Virtual reality might suit the elderly better than anyone else

Late in her life, when she was living in a senior’s home, my grandmother developed a thing for the iPhone. She was not a technical whiz by any stretch of the imagination. At various points, my parents had previously tried to bridge the distance between Canada and Ohio with email, but it never took. Why should it have, really? Each new device was wholly foreign. But the iPhone was different; she could just swipe through images transfixed by memories that had slipped away.

I bring this up because NPR reports that the elderly are one of the new target audiences for virtual reality, and tech media does not have a great history of recognizing audiences that aren’t young (and male). In short, Dr. Sonya Kim has developed Aloha VR, which functions “as a way to help people relax, an alternative to endlessly watching TV and a change of scenery for those who can’t get out much.” The story continues:

And for those unhappy in the present day, virtual reality might provide an escape into an immersive other world that “allows them to forget their chronic pain, anxiety, the fact that they are alone,” Kim says. In VR, she says, her company has found “a new care modality to bring to a senior care setting like this, to inspire them to live another day, where they’re happy.”

There is, the NPR article notes, some evidence that suggests that VR can reduce pain in seniors. In limited studies, it has also shown promise in dealing with stress.

you can still have an interesting experience without spinning about

As with the example of the iPhone, some interfaces are better for the elderly than others. Things where you can swipe, for instance, tend to do well. Things with lots of buttons, less so. The conventions of virtual reality, NPR’s Kara Platoni notes, “assume that the user knows to swivel his or her head to take in the 360-degree view, to move around to make the landscape scroll, or to tap objects to interact with them.” This, at face value, is not great for the elderly. But Aloha VR isn’t a high-action game, and that’s where VR is flexible: you can still have an interesting experience without spinning about.

Aloha VR

At present, virtual reality is both a technical and marketing challenge. The two are interrelated. Not every use can be developed at once, so development tends to target an imaginary user who exists for marketing purposes. This, in a nutshell, is how most new technology comes to be aimed at young (male) consumers. The sad part of this tendency, in which media is often complicit, is that there can often be more interesting groups to discuss.

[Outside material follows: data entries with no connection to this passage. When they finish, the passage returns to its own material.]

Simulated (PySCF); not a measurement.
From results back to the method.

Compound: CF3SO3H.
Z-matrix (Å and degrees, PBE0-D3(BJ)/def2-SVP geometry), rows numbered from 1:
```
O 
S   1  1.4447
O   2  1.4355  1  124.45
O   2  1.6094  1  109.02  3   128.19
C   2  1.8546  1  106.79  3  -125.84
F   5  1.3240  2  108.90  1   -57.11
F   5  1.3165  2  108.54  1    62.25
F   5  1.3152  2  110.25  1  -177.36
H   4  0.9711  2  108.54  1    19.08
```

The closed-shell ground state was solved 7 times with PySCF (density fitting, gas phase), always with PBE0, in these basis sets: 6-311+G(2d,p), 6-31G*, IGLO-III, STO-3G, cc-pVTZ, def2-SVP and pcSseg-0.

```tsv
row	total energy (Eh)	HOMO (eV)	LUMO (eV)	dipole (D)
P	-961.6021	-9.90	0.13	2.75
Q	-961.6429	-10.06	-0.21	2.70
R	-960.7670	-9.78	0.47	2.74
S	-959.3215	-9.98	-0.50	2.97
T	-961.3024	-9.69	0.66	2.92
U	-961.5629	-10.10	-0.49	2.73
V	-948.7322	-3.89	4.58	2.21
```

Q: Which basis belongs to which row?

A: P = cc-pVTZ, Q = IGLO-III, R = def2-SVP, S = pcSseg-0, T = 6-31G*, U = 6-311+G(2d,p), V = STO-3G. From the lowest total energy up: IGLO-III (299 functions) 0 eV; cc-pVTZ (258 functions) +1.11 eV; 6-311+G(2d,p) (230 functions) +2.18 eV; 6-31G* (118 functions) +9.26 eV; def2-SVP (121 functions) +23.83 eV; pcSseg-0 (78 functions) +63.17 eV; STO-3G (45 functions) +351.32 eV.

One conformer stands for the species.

In the early days of mobile apps, for instance, new mothers were a major force in downloading apps because it provided a connection to the outside world, but that story was largely overlooked. The same could easily happen with VR, which would be a shame because it’s not even obvious that the best use cases are games or other interactive projects aimed at imaginary twenty-somethings. The best uses of VR may, for instance, target old people, and that wouldn’t be a tragedy.